But as quickly as the moment came, it was gone, and I was back working on the conclusion for a chapter as if the events of the previous couple of weeks had been a bad fever dream. (Which admittedly, they kind of were.)

Earlier in the week, I watched two panels featuring Black women authors speaking on their forthcoming, and, in some cases, recently published YA fantasy novels on Black Girls Create. They made me think about the future of Black girls in fantasy, and how bright it was. The feeling sustained me for days, though I didn’t immediately write about it. It gave me a reason to reaffirm why I was even doing this dissertation project.

So I pulled out my dissertation journal, flipping to a blank page, and wrote at the top:

“Motivation Prompt:

Who are you writing this dissertation for?

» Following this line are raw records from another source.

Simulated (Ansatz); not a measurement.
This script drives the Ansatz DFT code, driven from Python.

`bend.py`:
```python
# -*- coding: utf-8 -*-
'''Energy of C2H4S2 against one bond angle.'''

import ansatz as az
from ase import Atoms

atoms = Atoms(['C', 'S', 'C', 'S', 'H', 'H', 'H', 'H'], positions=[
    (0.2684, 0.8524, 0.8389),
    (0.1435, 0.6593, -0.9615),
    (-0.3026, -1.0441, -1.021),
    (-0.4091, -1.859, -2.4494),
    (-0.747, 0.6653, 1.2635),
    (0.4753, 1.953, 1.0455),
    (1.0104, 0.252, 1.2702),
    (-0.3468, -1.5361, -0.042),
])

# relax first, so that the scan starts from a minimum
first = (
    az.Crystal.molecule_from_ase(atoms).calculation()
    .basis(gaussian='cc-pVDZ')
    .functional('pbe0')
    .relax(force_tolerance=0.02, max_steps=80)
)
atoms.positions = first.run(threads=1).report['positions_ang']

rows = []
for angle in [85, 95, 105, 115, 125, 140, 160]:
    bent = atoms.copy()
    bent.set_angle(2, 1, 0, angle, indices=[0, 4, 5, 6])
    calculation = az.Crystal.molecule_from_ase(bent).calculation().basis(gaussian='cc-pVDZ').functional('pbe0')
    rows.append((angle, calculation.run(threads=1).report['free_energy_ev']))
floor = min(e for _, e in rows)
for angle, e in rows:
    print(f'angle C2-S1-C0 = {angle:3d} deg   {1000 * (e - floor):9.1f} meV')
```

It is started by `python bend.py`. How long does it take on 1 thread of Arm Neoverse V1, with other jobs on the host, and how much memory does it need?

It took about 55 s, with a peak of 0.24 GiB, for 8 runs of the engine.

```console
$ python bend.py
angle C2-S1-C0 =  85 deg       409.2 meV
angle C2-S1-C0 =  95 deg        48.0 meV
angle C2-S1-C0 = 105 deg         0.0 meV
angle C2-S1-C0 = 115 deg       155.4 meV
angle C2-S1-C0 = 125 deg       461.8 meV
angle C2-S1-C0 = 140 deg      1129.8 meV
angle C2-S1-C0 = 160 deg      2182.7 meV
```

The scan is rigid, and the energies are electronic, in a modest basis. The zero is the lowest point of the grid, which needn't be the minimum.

Why are you writing this dissertation?

Why does it matter?”

In theory and in practice, you should know the answers to these questions. It’s what your chair and committee will ask of you before you even embark on your project. This means, you probably have a rehearsed answer. You probably have what we may think of as “the right” answer.

I needed to give myself permission to answer these questions openly and honestly, without judgment or expectation, because if I didn’t have a good answer, it would have been time for me to make some major reevaluations.

To my surprise, as I sat with the questions I had posed myself, answers–and not the ones I’d been rehearsing for months– sprung forth.

Who are you writing this dissertation for?

Me. 

Yes, I was also writing this for all the Black girls who fly and the Black women who write them, but at the core, I was writing for me. For present me, who couldn’t imagine writing anything else; for future me, who would be extremely disappointed if I don’t give the world this piece of myself; and for past me, who would have been awe-struck to see how many Black girls fly these days.

Especially for little me, whose grandfather always greeted me with, “What you got? That Harry Potter?” when he saw me approach his and my grandma’s house, toting a book and pushing my glasses back up my nose.

She would have been so overjoyed to see that I still believe in magic.

Why are you writing this dissertation? 

How could I not?

What else would I write about?

What else moves me like this?

And also why not?

Recently, I’ve been thinking a lot about our now ancestor, Cheryl Wall, and the photographs that other Black women scholars and writers have been sharing on social media of themselves with her. I love looking at those pictures, because they often are groups of Black women scholars and writers, lots of love connections in one image. When you look closely, you see that they are of all disciplines– literary theorists, anthropologists and poets… and they all know each other, love on each other, read each others’ words, are inspired by them, and work with them. It’s more than citational politics, this community of creation that Black women have fostered gives them infinite opportunities to be seen and known.

I want to be a part of that practice and lineage.

It also made me realize that I’m already doing some of that work. It’s what Micah and I have found in each other as we build off of each other’s work, getting inspired by each other’s words, finding peace and solace in the other’s worlds.

Some might think it’s self-indulgent to write about a good friend’s work; but this is how Black women writers and scholars have begun to build scholarly and personal community.

This is a love practice.

How could you see that in what is possible in your work and not want to be a part?

Why does it matter? 

Because Black women and girls matter. 

There was a moment where I realized the justification didn’t necessarily need to be much deeper than that. If we love and care about Black women and girls, we need to love the work that’s on their souls.

This is how I’m loving on Black women and girls. This is the work that’s on my soul.

This is the story I want to tell right now. 


If you get stuck writing your dissertation, I recommend giving yourself permission and time to sit with these questions, or your own, and see what’s on your heart. Let it motivate you. And write it down, so that when you lose sight of what’s important, you can return to the core of your inquiry whenever you need it.